Are u selling any of them plse contact me @ 9737325192 or fax me @ 9737325194

natashs    |    Mar 08, 2013 01:16 AM

Ken, you say you are running a fleet of 40 buses with an annual parts and tire budget of 38,000.00?, that is about 1000.00 a year alloted for expenses per bus?

Steve    |    May 18, 2012 12:48 PM

Bill, Unfortunately you can have problems that occur with new vehicles. It can be engine, trans, wiring, etc. It is frustrating to have to deal with these issues that can occur with new, expensive school buses, but it does and will happen. For this reason I recommend new bus purchases be made in small groups, say five per year. This will enable you to better deal with recalls, warranty issues and recurring problems. You now have 5 problems as opposed to 20 or 30 and it will keep your fleet new and be less of a budget strain.

Steve    |    May 18, 2012 12:41 PM

We tried something like that a couple of years ago. We bought 12 Bluebird Chevrolet with the Cat 3116 engines. Our maintence costs went up. The units spent more time running back and forth to the dealer than they did on the run. This is the sort of thing that has to be figured out very carefully. Some people don't like the older busses but figure in the loan payments that you are NOT making.

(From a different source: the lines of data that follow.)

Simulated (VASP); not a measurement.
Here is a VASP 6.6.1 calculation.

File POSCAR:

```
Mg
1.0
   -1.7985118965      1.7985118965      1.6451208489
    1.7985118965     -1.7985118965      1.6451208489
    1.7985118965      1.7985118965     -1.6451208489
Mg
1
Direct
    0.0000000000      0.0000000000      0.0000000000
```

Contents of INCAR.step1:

Bill    |    May 18, 2012 11:46 AM

Excellant Idea. Now we need the NJ state government to think along the same lines. Then we would not have NJ public school districts running around with old, outdated, rustbuckets spewing excessive pollutants due to old emission technology! Right now, it is NJ law, that a school bus can remain in service until the end of its 16th or 21st school year! That is totally un-realistic, especially due to the rust and corrosion vehicles in NJ are subject to and the fact that parts no longer become available and the increased maintenance/labor costs to upkeep an aging fleet. I believe a school bus in NJ can have a productive life-span that does not exceed 12 years. 12 years is the magic number, after that many components that were not designed to be replaced or generally last the lifetime of the vehicle are worn out or rotted away. Also, when an older bus is involved in an accident and body work exceeds approx. 6,000.00, the insurance companies wont agree to the repairs as they claim the repairs exceed the value. Your 5 year plan will ensure a safe vehicle with the latest technology and if you purchase extended warranties your maintenance costs will be extremely low.

Steve    |    May 18, 2012 11:38 AM

How can they possibly be spending $250,000 a year to keep 75 to 80 buses running. We keep half that amount of buses going safely with a parts and tire budget of only $38,000 a year. The average route milage is 18,000 per year, and the average age of our fleet is 14.2 years old. Many have over 300,000 miles racked up. So what gives?...Must be nice to have your whole fleet under warranty. Maybe this contractor got rid of their maintenance crew and that's how they are saving so much.

Ken    |    May 18, 2012 11:13 AM

An excellent plan! You can then differentiate yourself by offering 'quality' which many other competitive operations cannot, or do not. It is not difficult to assess the optimum age to dispose of a given make/model of vehicle if you have good maintenance records and you depreciate vehicles by, say a 22 to 25% reducing balance, which keeps your vehicles roughly in line with their market value. Maintenance costs always increase in a series of peaks and troughs, depending on big value items like tires, transmission, brakes, engine, etc. Depreciation reduces, either by straight line or reducing balance, year on year, so the year that the two costs added together just start to increase is the time to dispose of them. The only thing to watch, is to ensure you buy a quality vehicle that is trouble free from day one, is sort after in the marketplace, and will have a really good residual value when you dispose of it. The other fllet benefit is the need for less spare vehicles.